First, we should all be very happy that Seaspan won the lucrative $8 billion contract for non-combat ship building.
The magnitude of this investment dwarfs other recent major projects in B.C. including, the Port Mann Bridge, investment for the Olympics, BC Place and so on.
In order to increase the efficacy of the shipbuilding project we need to ensure that we have adequate transportation systems to accommodate the labour supply, and goods and service required for completing the project on time and on budget.
We have an opportunity to not only make this shipbuilding project more effective, but more sustainable for subsequent projects afterwards.
The chairman of Dofasco addressed a group of Grade 13 students, of which I was one, at Dofasco’s steel mill about 30 years ago at a management ground level training program.
He indicated as per a European model, a lower operating and transportation cost for individuals is good business for Dofasco.
This is why Dofasco encouraged higher density in Hamilton, Ont. “It prevents transportation headaches, creates punctuality and makes their pay go farther.”
Labour accessibility is good for manufacturing, but is also good for all segments of the economy.
Density and cost-effective transit is not a panacea, but it helps make workers pay go further in the face of cheaper production costs globally.

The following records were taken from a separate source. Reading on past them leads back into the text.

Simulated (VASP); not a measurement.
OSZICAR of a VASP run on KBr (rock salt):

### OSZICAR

In transportation planning there is the concept of origin-destination. In the ship building case we know the destination. Therefore we need to ensure we free up road capacity for the necessary delivery of goods and services, use rail for commercial needs if appropriate, we need to encourage the use of the E&N and LRT for people movement (labour supply), we need to encourage greater residential urban density in proximity of the shipyards so that workers can walk to work.
We have a few years to plan for this shipbuilding activity, so there is no excuse for traffic headaches.